Quezon Saved Jews from the Holocaust

 Frank Ephraim (right) and his family when they arrived in Manila (Source: CNN)

Frank Ephraim (right) and his family when they arrived in Manila (Source: CNN)

From the frying pan to the fire, is a figure of speech used to describe a situation that goes from bad to worse. It best describes the experience of Frank Ephraim, a Jew whose family escaped Hitler’s Germany in 1939 by relocating to the Philippines. He was eight years old when he arrived in Manila, his new home in a new and strange land, after a long sea voyage from Europe. Unfortunately, their story had just begun and would not have the fairy tale ending “and they lived happily ever after.”

The Japanese occupied the Philippines and they barely survived the rape, looting, and murder that accompanied the Battle for Manila in 1945. Ephraim emigrated to the United States in 1946, studied at the University of California, and later wrote a memoir combining his personal experience with archival research and oral history drawn from other survivors. Escape to Manila: From Nazi Tyranny to Japanese Terror was first published by the University of Illinois in 2000 and re-issued in 2008. I was lucky to find a hardcover copy in a bargain bin of a New York bookshop.

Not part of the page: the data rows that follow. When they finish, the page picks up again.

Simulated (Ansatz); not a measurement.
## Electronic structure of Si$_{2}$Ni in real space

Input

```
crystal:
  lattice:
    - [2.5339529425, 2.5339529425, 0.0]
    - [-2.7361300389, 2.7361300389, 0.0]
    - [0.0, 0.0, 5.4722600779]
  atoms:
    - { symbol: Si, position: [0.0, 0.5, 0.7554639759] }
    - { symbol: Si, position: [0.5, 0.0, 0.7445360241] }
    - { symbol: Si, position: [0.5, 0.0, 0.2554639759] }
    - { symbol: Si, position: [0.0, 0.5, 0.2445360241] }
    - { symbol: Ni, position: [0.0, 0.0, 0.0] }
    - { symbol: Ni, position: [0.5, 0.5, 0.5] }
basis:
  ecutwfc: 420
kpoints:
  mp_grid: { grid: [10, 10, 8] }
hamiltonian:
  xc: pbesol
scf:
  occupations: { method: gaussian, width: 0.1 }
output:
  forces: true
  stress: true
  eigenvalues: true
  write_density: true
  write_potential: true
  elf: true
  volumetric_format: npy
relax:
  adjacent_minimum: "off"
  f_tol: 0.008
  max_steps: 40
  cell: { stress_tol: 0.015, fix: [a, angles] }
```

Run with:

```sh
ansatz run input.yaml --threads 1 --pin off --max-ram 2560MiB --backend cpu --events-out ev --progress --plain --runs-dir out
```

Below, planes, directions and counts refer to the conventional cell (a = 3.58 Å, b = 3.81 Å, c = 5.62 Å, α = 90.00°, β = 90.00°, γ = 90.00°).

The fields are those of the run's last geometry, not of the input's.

For the past year, I have received inquiries about the Jewish and White Russian communities in pre-war Manila. There is a Jewish section in the Manila North Cemetery and an active synagogue in Makati. For many years now, I have been wishing to be invited to a Passover meal in a Jewish home just to form an idea of what Biblical people ate. I am curious about “White Russians” who escaped the “Reds” or Bolsheviks, settled in Manila and even built a Russian Orthodox Church that is no more. Someone pointed out leads to sugar centrals in Negros managed by White Russians, then for those so inclined. White Russians prostitutes were available in Manila together with Japanese who were known as “karayuki-san.” The late actor Ronald Remy is descended from White Russians, his off-screen surname is Kookooritchkin.

A history of Jews in the Philippines is a doctoral dissertation crying out to be written and fortunately Jo-ed Tirol of the Ateneo is currently writing it. Ferdinand P. Flores of the Philippine Embassy in Tel Aviv emailed background material they used to build on historic ties between Israel and the Philippines that goes all the way back to the late 16th century when Jorge and Domingo Rodriguez who had gone to the Philippines were tried by the Inquisition in Mexico in 1593. Perhaps we can push this back even further because there much have been a Jew or Jews in Ferdinand Magellan’s fleet who saw action the Battle for Mactan in 1521.

There were many unrecorded Jews who came on board the Manila-Acapulco galleons seeking fame and fortune. Some have reinvented themselves over time. For example, many Filipinos today will be surprised to know that the Zobel Ayala family that seems so Spanish actually has its roots from a 19th-century German Jew named Jacobo Zobel though this Jewish connection has to be validated by more research. In many old periodicals, I saw advertisements from Jewish business establishments or stores run by “Levy Hermanos” (Levy Brothers) or Bachrach. There were less than a hundred Jews known or registered in the Philippines at the end of the Spanish period in 1899. During the American period, more Jews must have arrived in the Philippines as soldiers, teachers, colonial bureaucrats and businessmen. By 1936, there were about 500 Jews in the Philippines, but not all of them came from Israel; some were from other parts of the Middle East, others from Europe and Russia making it a mixed ethnic community.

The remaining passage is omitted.